Using WAV File Input with SR Engines (SAPI 5.3)

Article
05/21/2012

Microsoft Speech API 5.3

Using WAV File Input with SR Engines

Overview

This document is intended to help developers of speech recognition (SR) applications use the Microsoft Speech API's speech recognition and audio APIs to connect a wav file with an SR engine. The topics covered include:

Typical file input scenario
In-process (InProc) versus shared engines
Relevant to setting up and using wav files as input to the speech recognizer
Sample source code (written in both C++ and Visual Basic 6.0) to help guide developers.

Typical file input scenario

There are many different types of audio input configurations used by SR applications, which include:

A microphone shared by all desktop applications
A telephony card communicating with one or more SR engines
Sending audio from a persisted wav file to an SR engine

The shared desktop microphone scenario uses the default SR engine and the default audio input. The user selects each in Speech properties in Control Panel, and each is hosted in the shared speech server.

The telephony scenario can use either the SAPI 5 standard multimedia audio input object or a custom audio object combined with an InProc SR engine.

The wav file input scenario is special because it uses controlled, reproducible audio input and requires a dedicated SR engine, without interference from other applications (e.g., a shared desktop microphone). The file input scenario should use a generic SAPI audio stream connected to the input wav file and an InProc SR engine.

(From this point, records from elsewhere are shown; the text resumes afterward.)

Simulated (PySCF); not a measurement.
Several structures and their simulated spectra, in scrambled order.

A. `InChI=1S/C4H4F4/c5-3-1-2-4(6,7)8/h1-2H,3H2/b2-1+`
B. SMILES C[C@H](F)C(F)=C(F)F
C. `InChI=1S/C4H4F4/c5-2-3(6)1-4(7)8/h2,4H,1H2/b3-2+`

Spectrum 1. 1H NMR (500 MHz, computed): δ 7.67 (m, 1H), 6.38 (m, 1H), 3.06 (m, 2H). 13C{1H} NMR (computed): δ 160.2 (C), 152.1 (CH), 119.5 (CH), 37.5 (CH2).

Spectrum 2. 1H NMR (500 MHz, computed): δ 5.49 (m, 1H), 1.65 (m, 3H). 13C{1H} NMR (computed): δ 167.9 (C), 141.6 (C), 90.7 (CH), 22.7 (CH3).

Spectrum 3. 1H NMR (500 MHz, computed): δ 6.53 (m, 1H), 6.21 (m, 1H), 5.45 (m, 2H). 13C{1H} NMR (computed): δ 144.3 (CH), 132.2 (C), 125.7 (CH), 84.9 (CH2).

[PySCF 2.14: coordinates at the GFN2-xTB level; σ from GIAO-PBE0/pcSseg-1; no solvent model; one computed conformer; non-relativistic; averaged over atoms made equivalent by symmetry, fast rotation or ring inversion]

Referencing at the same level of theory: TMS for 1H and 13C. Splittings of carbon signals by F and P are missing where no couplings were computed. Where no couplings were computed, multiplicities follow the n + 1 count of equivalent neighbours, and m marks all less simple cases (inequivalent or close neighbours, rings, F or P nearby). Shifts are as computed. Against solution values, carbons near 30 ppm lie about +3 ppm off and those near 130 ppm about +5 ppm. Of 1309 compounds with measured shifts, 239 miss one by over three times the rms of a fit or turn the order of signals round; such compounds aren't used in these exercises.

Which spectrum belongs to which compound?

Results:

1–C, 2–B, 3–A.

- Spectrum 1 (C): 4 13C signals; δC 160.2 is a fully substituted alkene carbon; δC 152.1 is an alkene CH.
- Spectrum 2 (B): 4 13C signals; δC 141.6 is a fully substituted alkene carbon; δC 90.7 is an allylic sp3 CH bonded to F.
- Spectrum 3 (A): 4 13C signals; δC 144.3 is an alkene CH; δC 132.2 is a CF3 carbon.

Typical scenarios that would use the wav file audio input configuration include:

Offline transcription applications (e.g., convert voice mail to email)
SR engine testing (e.g., measure and improve engine accuracy with reproducible audio input data)
SR application testing (e.g., verify and improve application behavior when responding to reproducible voice commands)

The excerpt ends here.